At a private tasting event in May, Pryor and founding partners Bill DeWitt and Zack Brager introduced early samples of beer styles they plan to market once they finish the permitting process — which they’re hoping to do by late summer. Early on, their focus will be fruited versions of beers that sour quickly, such as tart German wheat beers. But Brager points out this will just be a necessary first step in a long-term plan that involves pursuing Belgian-style blends.
“We want to get to the point where most of the beers we put out are one-, two-, and three-year aged — geuze and lambic styles,” Brager says, “But you can’t do that without releasing the lower turnaround Berliner weisses and goses, and stuff like that.”
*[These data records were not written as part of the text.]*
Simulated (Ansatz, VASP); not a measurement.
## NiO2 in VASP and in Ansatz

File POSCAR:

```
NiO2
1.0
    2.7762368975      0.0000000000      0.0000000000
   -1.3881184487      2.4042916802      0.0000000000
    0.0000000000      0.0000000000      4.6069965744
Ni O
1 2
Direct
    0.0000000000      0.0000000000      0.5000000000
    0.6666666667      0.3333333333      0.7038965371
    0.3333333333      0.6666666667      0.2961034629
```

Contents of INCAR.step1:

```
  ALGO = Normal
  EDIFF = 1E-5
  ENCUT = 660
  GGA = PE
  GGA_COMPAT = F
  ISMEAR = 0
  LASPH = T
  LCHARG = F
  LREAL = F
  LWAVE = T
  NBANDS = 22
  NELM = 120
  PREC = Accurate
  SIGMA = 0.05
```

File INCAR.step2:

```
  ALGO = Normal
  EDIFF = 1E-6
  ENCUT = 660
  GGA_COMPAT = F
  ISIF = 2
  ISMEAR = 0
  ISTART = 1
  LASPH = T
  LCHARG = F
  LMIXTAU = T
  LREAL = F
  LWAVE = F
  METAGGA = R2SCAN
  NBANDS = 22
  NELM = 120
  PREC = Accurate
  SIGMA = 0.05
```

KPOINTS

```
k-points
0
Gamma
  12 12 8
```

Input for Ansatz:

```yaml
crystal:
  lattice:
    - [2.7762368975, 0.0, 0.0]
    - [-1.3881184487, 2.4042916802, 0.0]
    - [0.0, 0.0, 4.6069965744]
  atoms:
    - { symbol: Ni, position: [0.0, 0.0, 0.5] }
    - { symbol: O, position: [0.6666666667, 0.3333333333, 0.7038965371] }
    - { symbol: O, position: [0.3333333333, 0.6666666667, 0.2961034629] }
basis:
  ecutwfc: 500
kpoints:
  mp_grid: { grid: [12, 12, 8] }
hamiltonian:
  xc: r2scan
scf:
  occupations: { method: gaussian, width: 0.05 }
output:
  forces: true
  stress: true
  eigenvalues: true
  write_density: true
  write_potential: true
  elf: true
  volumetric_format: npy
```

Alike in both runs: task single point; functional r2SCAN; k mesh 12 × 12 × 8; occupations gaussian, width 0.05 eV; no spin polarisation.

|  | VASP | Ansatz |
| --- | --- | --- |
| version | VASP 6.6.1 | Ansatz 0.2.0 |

Several breweries around the county have established significant barrel-aging programs, but usually by keeping beer in oak barrels behind the scenes while growing their companies around fresh brewed styles. Since California Wild Ales is only producing aged beer, it will remain a small operation with very limited availability for several years while it sits on future releases.
“Right now we have 16 [barrels],” says Pryor, “and we’re in the buying process.” The plan is to fill their small warehouse with aging beer, with sporadic releases to fund the company’s slow growth.
“It’s going to be retail bottle sales at first,” adds Brager, “just to build up and grow into what we hope will be a tasting room and then a brewpub.”